Picture a guy from Boston who encompasses everything you know or think you know about guys from Boston. That’s Dan. You’re picturing Dan right now. I used to work with him at a guitar shop when I was in college. One morning before opening the store, a rep for Jackson guitars gave a product demo and Dan skipped it. Later the rep approached him and said, “I noticed you weren’t at the training today, here’s my card if you have any questions about Jackson guitars.” Dan slid the guy’s business card back to him and said, “Yeah I don’t sell those pointy fuckin’ guitahs.” The guy asked why. “You don’t have to fight ‘em, so there’s no tone. Plus, you know, just fuckin’ look at ‘em”.
Limitations engender creativity. Always have. Whether you feel limited by your lot in life; how others perceive you; or how many strings are on your pointy fuckin’ guitah, you’re going to be more prolific and create objectively better art if you embrace the limitations around you. This is particularly true in the studio where anyone can now buy a multitrack DAW with a zillion tracks for next to nothing.
I’m not going down the path of “brah, let’s just get an old 4 track cassette recorder and head to a cabin in the woods!” extreme. If you want to intentionally limit yourself like that, fine, but for better or worse you’re going to end up with something highly stylized. I’m more interested in discussing the perfect album.
Any engineer who’s been at it for 10+ years has known someone trying to make the perfect album.1 This is a record that takes between two and infinity years to make, and instead of not seeing the forest for the trees they’re not seeing the trees for individual blades of grass and tiny pellets of ladybug poop.2 Obviously the performances and recordings have to be on point, but when you have the options at your fingertips to redo everything an infinite amount of times an infinite amount of ways with an infinite amount of whatever3 (money; time; tracks; takes; friends; outboard gear…), what you wind up with is at best Steely Dan, at worst Chinese Democracy. While I can appreciate the artistry and detail that went into records like that — no way do I connect with them on an emotional level.

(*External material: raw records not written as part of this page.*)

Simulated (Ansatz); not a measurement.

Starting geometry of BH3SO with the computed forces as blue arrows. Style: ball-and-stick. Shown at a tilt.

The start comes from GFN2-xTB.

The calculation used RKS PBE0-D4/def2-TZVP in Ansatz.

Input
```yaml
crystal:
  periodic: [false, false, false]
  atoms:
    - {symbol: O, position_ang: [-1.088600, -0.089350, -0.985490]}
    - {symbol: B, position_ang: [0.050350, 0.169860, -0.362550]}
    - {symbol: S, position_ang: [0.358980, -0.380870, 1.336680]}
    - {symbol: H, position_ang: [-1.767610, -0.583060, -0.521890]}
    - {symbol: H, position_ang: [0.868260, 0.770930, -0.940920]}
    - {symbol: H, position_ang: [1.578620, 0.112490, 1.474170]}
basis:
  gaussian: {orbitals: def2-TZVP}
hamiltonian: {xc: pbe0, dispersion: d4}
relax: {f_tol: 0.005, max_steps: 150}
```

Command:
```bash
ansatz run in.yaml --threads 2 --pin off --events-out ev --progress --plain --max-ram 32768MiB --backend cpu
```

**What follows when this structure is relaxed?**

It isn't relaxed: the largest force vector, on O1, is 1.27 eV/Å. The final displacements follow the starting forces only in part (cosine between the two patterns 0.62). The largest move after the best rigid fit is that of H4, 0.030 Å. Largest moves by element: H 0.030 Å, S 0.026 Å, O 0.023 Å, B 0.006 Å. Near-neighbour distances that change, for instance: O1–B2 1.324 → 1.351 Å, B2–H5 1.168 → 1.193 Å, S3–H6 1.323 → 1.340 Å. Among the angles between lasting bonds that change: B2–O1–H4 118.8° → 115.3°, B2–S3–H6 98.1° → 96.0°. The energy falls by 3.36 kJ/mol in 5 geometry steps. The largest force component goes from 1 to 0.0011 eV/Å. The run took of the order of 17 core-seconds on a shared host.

So try and get stuff live off the floor and see what happens. Audition an unfamiliar guitar rig and see how you respond to it. Use 4 mics on the drums.4 Print the reverb. Record drums outside. Chances are your first impression was spot on, and you don’t ever get that back. And when it’s done, it’s done. That’s who you were that day and tomorrow you’re someone new so why not own it and make more music. Maybe you made the perfect record, maybe you didn’t. Who cares. A Love Supreme was recorded in one day. Oh Comely was a scratch vocal. Sgt Pepper’s and Pet Sounds were recorded on 4 tracks. The point is this: by allowing yourself to get bogged down in options, redoing and reworking things, you can wind up cheating yourself out of what comes next.
1 I’m going to keep italicizing that because it pleases me. Perfect album. Hehe. See?
2 Yup, they poop. I looked it up.
3 Rick & Morty, S1E6 18:23
4 But not that Glyn Johns thing you read about in Tape Op or Gearslutz. Seriously.